Max Anstie firmly carved his name into British motocross folklore on October 1, 2017 when he won both races at the MXoN held at Matterley Basin. We caught up with Max to re-live that day as we travel to Matterley for the British round of the 2018 FIM Motocross World Championship.
Dirt Bike Rider: Max, rewinding to the best day of your life and one of the greatest days in British motocross, what happened that day to make everything click?
Max Anstie: It’s so tough in this world championship, you can do all the training and all the work, but you get to the weekend and things just don’t go to plan, but that day things just went my way.
It had been building, I’d had a few podiums and at my last podium in France I felt like I actually had a bit more to give but I really wanted to get on the podium. I was either gonna crash or I was getting a safe podium, I felt good and wanted to go a little bit more but thought ‘no’ I don’t want to crash.
At Matterley I went down in the second moto, I was behind Febvre and I knew Herlings was right behind and I thought ‘right, that’s it, I’m putting everything in, I don’t care if I crash I’m going for it!’ and I just went as hard and as fast as I could.
It’s so tough to have everything go right, and it was amazing to do it there in front of everyone, my family, the crowd, it was amazing. I watched the nations there in 2006 on the hill where Bubba got passed by Everts, stood up going round the outside, and I was stood right there. I remember thinking on that day I’ll never be as good as these guys, and then I’ve gone and won that race. I just felt like I was in the zone but it just felt like work.
Afterwards I was happy and felt accomplished, everything went perfectly apart from falling off, but it’s so hard to do.
DBR: The atmosphere was incredible that day, despite the grotty weather. I could tell where you were on track just by the air horns following you. Do you hear all that noise and support on the bike?
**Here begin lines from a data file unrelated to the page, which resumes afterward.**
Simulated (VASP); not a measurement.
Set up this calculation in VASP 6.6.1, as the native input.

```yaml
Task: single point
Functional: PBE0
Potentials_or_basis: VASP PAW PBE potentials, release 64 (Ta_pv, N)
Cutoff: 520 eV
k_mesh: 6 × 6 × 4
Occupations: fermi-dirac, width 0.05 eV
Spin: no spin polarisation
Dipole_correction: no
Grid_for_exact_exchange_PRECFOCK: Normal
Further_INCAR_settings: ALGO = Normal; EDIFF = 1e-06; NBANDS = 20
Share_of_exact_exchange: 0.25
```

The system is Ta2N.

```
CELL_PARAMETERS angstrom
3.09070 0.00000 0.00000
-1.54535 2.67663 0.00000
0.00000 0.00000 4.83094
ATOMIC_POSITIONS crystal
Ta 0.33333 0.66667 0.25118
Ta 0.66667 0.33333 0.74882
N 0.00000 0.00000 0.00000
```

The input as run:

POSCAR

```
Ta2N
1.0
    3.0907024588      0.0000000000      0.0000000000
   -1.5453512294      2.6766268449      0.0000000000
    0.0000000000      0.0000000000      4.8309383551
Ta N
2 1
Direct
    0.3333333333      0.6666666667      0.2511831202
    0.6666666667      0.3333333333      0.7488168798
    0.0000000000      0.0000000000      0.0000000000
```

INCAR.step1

MA: Definitely! I remember going over the quad where you’re in the air for ages and looking around thinking this is cool, but I had to focus on hitting the ruts and flowing in the turns. When I fell off I’d just heard the announcer say something like ‘all eyes are on Anstie’ and then the next turn I’m on the ground.
The rest of the time I had to use all my mental training to focus on the job. I remember Billy McKenzie getting the holeshot in ’06 and when I got it I was thinking I’m like Billy! It was so cool that I got to do that at my home nations.
DBR: One thing I love about you is that you really enjoy the moment when you’re on the podium, even talking about it now you’re smiling. That day you were jumping about and really celebrating with the crowd, what did that feel like to be up there with thousands of fans in front of you?
MA: It felt like…’YEAH! I just did that!’ It was something you dream about, I’ve dreamt it a million times before. I want to win GPs, I want to win championships, that’s what we do it for. It just felt like everything I’ve been through, everything we’ve done is worth it. I know its only one race but it’s great.
The nations is something you only get one shot at, and to do it at home with all those fans there was something special.
DBR: We’re going back there this week, and people talk about it being a home track for you because you were born in the area but does that give you an advantage?
MA: No, people talk about different tracks, but we ride a Lommel all the time but when we go there for the GP it’s completely different, it feels like a different place.
But I’m excited to be going back, going home and seeing everyone. I’m hoping I’m back on the recovery train (after the concussion in Red Sand). Hopefully by Matterley I can be back to where I belong, fully fit and my race craft back. I feel like it’s come at a good time to give me a boost. It’s going to be good going back but I need to focus on my work and get the job done, it’s easy to get carried away but I know it’ll be a great feeling being there.